Dense Selective State-Space Models

Updated 23 February 2026

Dense Selective State-Space Models are neural architectures that fuse dense, input-driven transitions with gating mechanisms to capture high-order token interactions.
They integrate shallow hidden states via lateral connections to preserve low-level features and enable superior performance in language modeling and formal sequence tasks.
Empirical benchmarks reveal these models achieve lower perplexity and error rates while using memory efficiently, outperforming traditional RNNs and Transformers.

Dense Selective State-Space Models (SD-SSM) are advanced neural sequence modeling architectures that generalize classical state-space models by introducing dense, input-dependent transition mechanisms and explicit pathways for fine-grained information flow. SD-SSMs combine the structured recurrence of SSMs with selective, content-driven gating and dense inter-layer connections to achieve superior expressivity and computational efficiency compared to both RNNs and Transformers, excelling in both language modeling and formal sequence emulation tasks.

1. Architectural Foundations and Variants

Dense Selective State-Space Models are characterized by two core innovations relative to standard SSMs: (i) dense, selective (input- and state-dependent) transitions within each recurrent block, and (ii) dense hidden state integration across different layers or over a dictionary of transition matrices.

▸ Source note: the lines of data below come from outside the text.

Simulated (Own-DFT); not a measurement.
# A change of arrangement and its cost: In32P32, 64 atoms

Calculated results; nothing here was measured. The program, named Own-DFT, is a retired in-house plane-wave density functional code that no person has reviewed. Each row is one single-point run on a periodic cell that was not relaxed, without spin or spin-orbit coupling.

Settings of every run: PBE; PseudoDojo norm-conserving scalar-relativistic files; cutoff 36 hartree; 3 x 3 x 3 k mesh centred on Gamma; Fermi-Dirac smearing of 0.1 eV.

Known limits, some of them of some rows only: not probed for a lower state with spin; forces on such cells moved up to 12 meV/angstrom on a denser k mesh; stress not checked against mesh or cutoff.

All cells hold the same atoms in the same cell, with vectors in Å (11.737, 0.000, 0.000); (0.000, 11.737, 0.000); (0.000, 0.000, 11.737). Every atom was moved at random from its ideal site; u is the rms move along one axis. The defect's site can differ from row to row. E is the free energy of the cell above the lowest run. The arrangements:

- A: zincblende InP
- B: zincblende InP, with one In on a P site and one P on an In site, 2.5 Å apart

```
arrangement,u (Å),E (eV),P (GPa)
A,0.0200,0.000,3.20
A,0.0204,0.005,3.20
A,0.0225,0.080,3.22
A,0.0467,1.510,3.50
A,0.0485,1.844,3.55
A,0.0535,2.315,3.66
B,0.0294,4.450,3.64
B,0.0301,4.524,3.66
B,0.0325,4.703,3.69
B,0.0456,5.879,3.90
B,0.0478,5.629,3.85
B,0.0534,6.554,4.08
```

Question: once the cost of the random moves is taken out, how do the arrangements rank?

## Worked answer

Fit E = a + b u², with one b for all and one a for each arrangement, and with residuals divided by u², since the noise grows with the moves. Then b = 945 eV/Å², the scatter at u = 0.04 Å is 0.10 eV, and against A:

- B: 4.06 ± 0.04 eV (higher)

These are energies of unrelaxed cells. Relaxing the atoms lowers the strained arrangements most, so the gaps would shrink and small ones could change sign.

At the block level, an SD-SSM replaces the time-invariant recurrence

$h_{t} = A\,h_{t-1} + B\,x_{t}$

with a recurrence where $A$ becomes an input-driven, content-selective operator: $h_{t} = A\,h_{t-1} + B\,x_{t} + \left(C\,h_{t-1}\right) \odot \left(D\,x_{t}\right)$ or, equivalently,

$h_t = \bar A(x_t) h_{t-1} + \bar B(x_t) x_t$

where $\bar A(x_t)$ and $\bar B(x_t)$ are dense functions of the current input. This architecture, encompassing both dense internal mixing and multiplicative gating, achieves nontrivial high-order token interactions, in contrast to classical SSMs, which are limited to fixed convolutional memory and linear updates (Cirone et al., 2024, Terzić et al., 2024).

When extended across depth, DenseSSMs (e.g., DenseMamba, DenseRetNet) insert explicit, gated lateral connections from shallow hidden states to deeper layers, enabling direct propagation of low-level features and mitigating state degradation. At each layer $\ell$ , shallow hidden states $h_t^{(\ell-k)}$ ( $k=1,\dots,m$ ) are linearly projected and adaptively gated, then fused additively into the deeper $h_t^{(\ell)}$ prior to output computation (He et al., 2024).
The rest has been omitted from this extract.